House Speaker John Boehner (R-Ohio) refuses to comment on his own party’s government-shutdown scheme, but his office told msnbc yesterday that Republicans are “looking at all options to reach our ultimate goal of repealing this law that is causing premiums to soar and full-time jobs to disappear.”
And this is one of the key reasons why policy debates with Boehner and the House GOP don’t go well. It’s not that the Speaker has competing ideas that Democrats disagree with; it’s that the Speaker has a competing reality that’s sharply at odds with everyone else’s.

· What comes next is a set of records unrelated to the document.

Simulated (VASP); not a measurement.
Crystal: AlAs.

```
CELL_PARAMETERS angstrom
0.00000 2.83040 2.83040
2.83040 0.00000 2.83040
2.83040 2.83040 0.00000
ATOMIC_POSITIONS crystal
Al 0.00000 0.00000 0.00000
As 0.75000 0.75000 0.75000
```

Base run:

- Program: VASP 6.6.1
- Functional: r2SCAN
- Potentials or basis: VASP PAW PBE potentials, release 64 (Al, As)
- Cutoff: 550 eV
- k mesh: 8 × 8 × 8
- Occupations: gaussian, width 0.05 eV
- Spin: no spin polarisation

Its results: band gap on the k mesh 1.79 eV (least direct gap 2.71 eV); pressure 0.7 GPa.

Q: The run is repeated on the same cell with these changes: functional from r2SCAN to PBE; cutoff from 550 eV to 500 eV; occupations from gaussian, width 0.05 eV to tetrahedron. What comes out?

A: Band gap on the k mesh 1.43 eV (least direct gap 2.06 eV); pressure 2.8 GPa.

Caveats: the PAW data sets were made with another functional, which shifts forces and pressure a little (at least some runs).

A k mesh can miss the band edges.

In this case, the notion that the Affordable Care Act is causing “full-time jobs to disappear” is absurd. The claim has been thoroughly debunked and looks sillier all the time — USA Today reported just this morning, “Small-business hiring and confidence about the future are rising, a signal of the economy’s growing strength and diminishing concerns about employee insurance coverage required by the new health care law.”
But it’s Boehner’s apparent belief that health care premiums are “soaring” that’s especially amazing.
Premiums for employer-provided health insurance increased by relatively modest amounts for the second year in a row, according to a new survey, further evidence that once-fierce health care inflation might be abating.
For the House Speaker, premiums are “soaring” and the health care law deserves the blame. For those of us who live in reality, premium increases have slowed dramatically, and the health care law very likely deserves the credit.
Is it possible Boehner’s office doesn’t know what “soar” means? Because this one’s not even close.
Indeed, while congressional Republicans insist “Obamacare” isn’t “bending the cost curve,” the evidence shows the exact opposite.
Matt Yglesias made the case yesterday that the Obama administration deserves the credit for this.